Hey, I recently started over with a fresh EOS install to try out something new. I managed to have my root partition which runs on btrfs encrypted with LUKS, and I’m using Gnome DE and GDM.
I tried to set up plymouth, and what I read about it made me think that it should be able to also display a nicer looking prompt for the decryption passphrase, instead of just having to entering it into a plane console.
What I get is just the normal console-style cryptodisk passphrase prompt, after which the grub menu appears. Hitting enter, I get just a black screen with something like a … on it (photo), and then GDM takes over and I am prompted to enter my user password.

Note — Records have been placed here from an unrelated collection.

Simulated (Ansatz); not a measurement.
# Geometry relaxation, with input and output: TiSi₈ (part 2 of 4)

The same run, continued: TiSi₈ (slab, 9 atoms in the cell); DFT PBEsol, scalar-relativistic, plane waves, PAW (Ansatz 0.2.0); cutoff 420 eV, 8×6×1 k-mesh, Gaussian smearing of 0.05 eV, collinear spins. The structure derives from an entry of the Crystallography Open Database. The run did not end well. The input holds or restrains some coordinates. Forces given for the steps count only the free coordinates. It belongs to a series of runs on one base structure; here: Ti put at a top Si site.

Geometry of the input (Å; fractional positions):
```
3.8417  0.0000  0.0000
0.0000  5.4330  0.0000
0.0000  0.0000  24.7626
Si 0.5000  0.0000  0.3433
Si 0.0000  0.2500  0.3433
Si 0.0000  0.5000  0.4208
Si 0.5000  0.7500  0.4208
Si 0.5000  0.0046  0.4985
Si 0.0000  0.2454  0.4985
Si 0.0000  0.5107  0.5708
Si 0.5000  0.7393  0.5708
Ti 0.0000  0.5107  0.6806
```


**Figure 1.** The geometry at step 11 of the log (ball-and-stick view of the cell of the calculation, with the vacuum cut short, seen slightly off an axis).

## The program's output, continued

Interestingly, when shutting down, I get for a second or two the desired plymouth theme screen displayed before the screen blackens, so obviously it somehow works.
Maybe I should also mention that I installed the gdm-plymouth package from the aur.
Did anybody experience similar behaviour? Or has an idea what I can try?
Thank you
First, let me thank you now it shows the bootsplash after I entered the LUKS passphrase and passed the grub menu.
Now the question, is it also possible to have a more visually appealing LUKS prompt provided by plymouth as well? And what would I have to do to achieve that? Reading in the Arch wiki, I thought the plymouth-encrypt hook would do exactly that, but maybe that was a misunderstanding from my side?
If your boot partition is encrypted (as part of a full disk encrypted setup), at this early stage in the boot process, there is only grub to unlock the drive to get to the initramfs and kernel. So AFAIK, no, there’s no way for plymouth to inject itself before the actual filesystem is unlocked and therefore no way around grub’s textual password prompt.
However, in case of an unencrypted /boot, things may be different.
Ok, so after checking (honestly, I was not even sure if my boot partition is encrypted or not… still learning a lot ) I think that my boot partition is NOT encrypted:
$ lsblk
NAME MAJ:MIN RM SIZE RO TYPE MOUNTPOINT
sda 8:0 0 238,5G 0 disk
├─sda1 8:1 0 512M 0 part /boot/efi
└─sda2 8:2 0 238G 0 part
└─luks-[...] 254:0 0 238G 0 crypt /home
So, in theory, having plymouth start before the decryption of root should be possible, right?
But, reading a bit further on forums, I also found out that plymouth seems to be a source of trouble for many people who seem to know what they are doing, so maybe for a newbie like me, there is no chance to get it running properly.
Anyway, any ideas what I could try or check in order to narrow down what’s the reason plymouth starts so late?